There are fewer than 30 people in a class. The probability that at random a selected girl is an excellent student is \(3/13\), and the probability that at random a chosen boy is an excellent pupil is \(4/11\). How many excellent students are there in the class?

Three tired cowboys went into a bar, and hung their hats on the buffalo horn at the entrance. When the cowboys left at night, they were unable to distinguish one hat from another and therefore took the three hats at random. Find the likelihood that none of them took their own hat.

\(A\) and \(B\) shoot in a shooting gallery, but they only have one six-shot revolver with one cartridge. Therefore, they agreed in turn to randomly rotate the drum and shoot. \(A\) goes first. Find the probability that the shot will occur when \(A\) has the revolver.

Kate and Gina agreed to meet at the underground in the first hour of the afternoon. Kate comes to the meeting place between noon and one o’clock in the afternoon, waits for 10 minutes and then leaves. Gina does the same.

a) What is the probability that they will meet?

b) How will the probability of a meeting change if Gina decides to come earlier than half past twelve, and Kate still decides to come between noon and one o’clock?

c) How will the probability of a meeting change if Gina decides to come at an arbitrary time between 12:00 and 12:50, and Kate still comes between 12:00 and 13:00?

The probability that a purchased lightbulb will work is 0.95. How many light bulbs should I buy so that, with a probability of 0.99, there would be at least 5 that work among them?

A hunter has two dogs. Once, when he was lost in the woods, he went to the fork in the road. The hunter knows that each of the dogs with probability \(p\) will choose the way home. He decided to release the dogs in turn. If both choose the same road, he will follow them; if they are separated, the hunter will choose the road, by throwing a coin. Will this increase the hunter’s chances of choosing the way home, compared to if he had only one dog?

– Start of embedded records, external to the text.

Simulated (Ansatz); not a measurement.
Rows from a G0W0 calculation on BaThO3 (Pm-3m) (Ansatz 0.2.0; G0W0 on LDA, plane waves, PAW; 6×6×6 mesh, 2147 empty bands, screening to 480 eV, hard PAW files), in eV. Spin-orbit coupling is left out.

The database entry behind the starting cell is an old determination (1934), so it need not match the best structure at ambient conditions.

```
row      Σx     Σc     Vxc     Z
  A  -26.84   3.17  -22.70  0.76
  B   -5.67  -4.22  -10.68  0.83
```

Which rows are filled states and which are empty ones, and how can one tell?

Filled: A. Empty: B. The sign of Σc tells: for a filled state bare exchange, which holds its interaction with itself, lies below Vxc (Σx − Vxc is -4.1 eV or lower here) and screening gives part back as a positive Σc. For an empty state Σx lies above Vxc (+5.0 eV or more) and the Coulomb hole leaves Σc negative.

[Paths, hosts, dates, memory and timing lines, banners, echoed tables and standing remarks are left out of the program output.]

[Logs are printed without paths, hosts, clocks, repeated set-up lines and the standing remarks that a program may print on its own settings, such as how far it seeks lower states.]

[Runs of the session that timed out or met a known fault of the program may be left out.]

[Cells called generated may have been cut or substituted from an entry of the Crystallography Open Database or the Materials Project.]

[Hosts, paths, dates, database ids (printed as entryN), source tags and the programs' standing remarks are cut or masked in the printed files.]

A marketing company decided to carry out a sociological survey to find out which part of the urban population learns news mostly from radio programs, which part – from TV programs, which part – from the press, and which – from the Internet. For the study, it was decided to use a sample of 2,000 randomly chosen owners of email addresses. Can this sample be considered representative?

In a box of 2009 socks there are blue and red socks. Can there be some number of blue socks that the probability of pulling out two socks of the same colour at random is equal to 0.5?

Hannah and Emma have three coins. On different sides of one coin there are scissors and paper, on the sides of another coin – a rock and scissors, on the sides of the third – paper and a rock. Scissors defeat paper, paper defeats rock and rock wins against scissors. First, Hannah chooses a coin, then Emma, then they throw their coins and see who wins (if the same image appears on both, then it’s a draw). They do this many times. Is it possible for Emma to choose a coin so that the probability of her winning is higher than that of Hannah?